If you’re a nerd, any type of nerd, you know a thing or two about invisibility, maybe even about space-time. The Pentagon and a team from Cornell have made strides in both, hiding a point in space entirely.
Before this, scientists have had pretty good luck with cloaking objects: A team at the University of St. Andrews used metamaterials to hide objects from human eyes and researchers at the University of Texas at Dallas have used the mirage effect to wipe objects from view.
Here’s an example of the now primitive mirage effect at work:
But now, a team at Cornell University working with Darpa (the Pentagon’s research arm that seems adept at breaking the sci-fi/reality boundary) has learned to mask an entire event. According to an article the team published in Nature, scientists were able to create what they called a “time-hole” to mask a tiny piece of the space-time continuum completely.
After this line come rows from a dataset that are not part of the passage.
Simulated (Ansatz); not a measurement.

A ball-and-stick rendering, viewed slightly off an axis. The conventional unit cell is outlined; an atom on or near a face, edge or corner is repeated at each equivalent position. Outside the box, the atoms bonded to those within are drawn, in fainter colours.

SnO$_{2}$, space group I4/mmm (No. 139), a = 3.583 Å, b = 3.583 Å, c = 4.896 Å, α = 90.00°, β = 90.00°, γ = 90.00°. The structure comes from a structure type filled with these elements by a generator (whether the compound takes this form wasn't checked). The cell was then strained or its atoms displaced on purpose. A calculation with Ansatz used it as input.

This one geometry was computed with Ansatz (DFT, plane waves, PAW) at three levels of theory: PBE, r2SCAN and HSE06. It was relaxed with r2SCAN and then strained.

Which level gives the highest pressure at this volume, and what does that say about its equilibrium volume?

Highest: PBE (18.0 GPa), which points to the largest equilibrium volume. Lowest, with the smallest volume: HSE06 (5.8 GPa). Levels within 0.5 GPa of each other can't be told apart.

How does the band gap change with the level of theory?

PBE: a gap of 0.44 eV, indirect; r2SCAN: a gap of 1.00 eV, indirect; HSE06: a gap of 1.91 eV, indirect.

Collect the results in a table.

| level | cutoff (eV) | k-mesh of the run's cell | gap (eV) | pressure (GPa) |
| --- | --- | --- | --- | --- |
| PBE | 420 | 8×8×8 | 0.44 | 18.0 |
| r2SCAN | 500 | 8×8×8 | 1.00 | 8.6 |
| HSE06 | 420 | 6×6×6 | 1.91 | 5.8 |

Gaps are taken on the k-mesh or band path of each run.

Granted, it was a very tiny piece inside a fiber optic cable and the entire event lasted for only 40 picoseconds (trillionths of a second), but, humans have successfully wiped an occurrence out of reality as it occurred. Researchers passed a beam of green light down the cable where it moved through a lens and split into two frequencies. At the same time, they shot a red laser through the beams. As the laser passed between the gap in frequencies (“time-hole”) it became imperceptible.
One day, we may never hear about entire military operations being conducted in the space between two frequencies of light. More immediate use for the technology will probably be to mask communications (they’ve already got it in a fiber optic cable, after all). What would you do in a time-hole?